Simple Batch Example - MeirellesLab/AzureCustomTasks GitHub Wiki

Azure Batch Python Quickstart

This example is a port of the Run a Batch Job sample code, provided by Microsoft. To show how simple it is to create a new batch job using ACT.

The major difference between this and the Hello World Example is that now we are simulating a real execution scenario where the inputs and scripts are placed in a storage container.

To start, follow the preparation steps.
Then, create the storage container (mydata) that will be used to inputs/script/output.
And, upload the inputs and script files. You can't create an empty folder in a blob container, so don't forget to specify the folder when uploading each file.

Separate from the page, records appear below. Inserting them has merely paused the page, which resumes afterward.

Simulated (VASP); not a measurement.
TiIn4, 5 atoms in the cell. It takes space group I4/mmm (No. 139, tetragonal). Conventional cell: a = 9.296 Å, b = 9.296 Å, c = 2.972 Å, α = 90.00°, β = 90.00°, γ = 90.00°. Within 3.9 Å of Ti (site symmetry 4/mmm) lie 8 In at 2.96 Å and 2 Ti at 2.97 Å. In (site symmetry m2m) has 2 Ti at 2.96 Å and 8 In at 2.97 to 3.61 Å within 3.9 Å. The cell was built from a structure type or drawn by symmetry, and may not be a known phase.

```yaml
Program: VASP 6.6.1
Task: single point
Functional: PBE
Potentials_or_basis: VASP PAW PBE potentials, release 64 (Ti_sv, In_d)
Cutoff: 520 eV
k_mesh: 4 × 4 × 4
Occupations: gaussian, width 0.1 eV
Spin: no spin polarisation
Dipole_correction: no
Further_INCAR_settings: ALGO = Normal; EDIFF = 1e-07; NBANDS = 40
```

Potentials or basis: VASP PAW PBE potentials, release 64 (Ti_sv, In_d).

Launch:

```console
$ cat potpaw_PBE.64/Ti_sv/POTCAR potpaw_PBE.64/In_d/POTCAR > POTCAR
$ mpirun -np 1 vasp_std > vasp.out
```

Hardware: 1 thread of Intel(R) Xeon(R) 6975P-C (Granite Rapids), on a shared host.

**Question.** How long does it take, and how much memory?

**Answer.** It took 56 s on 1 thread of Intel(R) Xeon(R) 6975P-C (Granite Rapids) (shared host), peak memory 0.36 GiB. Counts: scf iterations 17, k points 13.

Then run ACT from the root folder using the command:

# To preview the execution before sending it to the cloud
python3 src/act/azure_custom_tasks.py -j examples/simplesbatch/config.json -s

# To run the command
python3 src/act/azure_custom_tasks.py -j examples/simplebatch/config.json

Here, you can take a look at what is new in the config.json file content:

...
"tasks": {
    "addCollectionStep":10,
    "inputs": {
      "areBlobsInInputStorage":true,
      "inputFileExtension":".txt",
      "outputFileExtension":"",
      "filterOutExistingBlobInOutputStorage": false,
      "filterOutExistingTaskInCurrentJob": false,
    },
    "resources": {
      "automaticInputsUpload":true,
      "automaticScriptsUpload":true
    },
    "logs": {
      "automaticUpload":true,
      "destinationPath":"logs/simplebatch/",
      "pattern":"../std*"
    },
    "outputs": {
      "automaticUpload":false
    },
    "command":"bash -c \"./my_script.sh ",
    "commandSuffix":"\"",
    "retryCount":0,
    "retentionTimeInMinutes":1000
  }
...
"storage": {
  ...
  "input": {
      "container":"mydata",
      "path":"inputs/",
      "blobPrefix":"taskdata"
    },
...

The parameter tasks.inputs."areBlobsInInputStorage" is telling ACT to get its inputs from the configured input container, which here is mydata (storage.input."container":"mydata") inside folder inputs/ (storage.input."path":"inputs"), notice that due to the parameter storage.input."blobPrefix":"taskdata" only the files that start with the string taskdata will be selected as inputs.

The parameter tasks.inputs."inputFileExtension":".txt" defines the extension of the input files and **_tasks.inputs."outputFileExtension":"" define their expected output corresponding extension. The later, is required if you want to remove from the input list the inputs that already have their corresponding output in the storage. For this, you also need to put true in the parameter tasks.inputs."filterOutExistingBlobInOutputStorage", but in this example, it is false.

The tasks.inputs."filterOutExistingTaskInCurrentJob": false, can be used to filter from the input list the inputs that already have a task associated with it. This is useful if a specific input caused an error and you want to place it to run again. In this case, you only need to set this parameter to true, erase the failed Task, and run the command again. This avoids the need to write a new job only to re-execute failed Tasks.

The parameters tasks.resources."automaticInputsUpload":true and tasks.resources."automaticScriptsUpload":true specifies that the input and script blobs must be copied to each Task, in their respective compute node. They will be placed in the current working directory of each Task and be executed from there.

Finally, the tasks."command" and tasks."commandSuffix" specifies the command that will be sent to each Task. Which for the first input is:

bash -c "./my_script.sh 'taskdata0.txt' "

After the execution check if the outputs for each Task placed in the logs, correspond to each input file.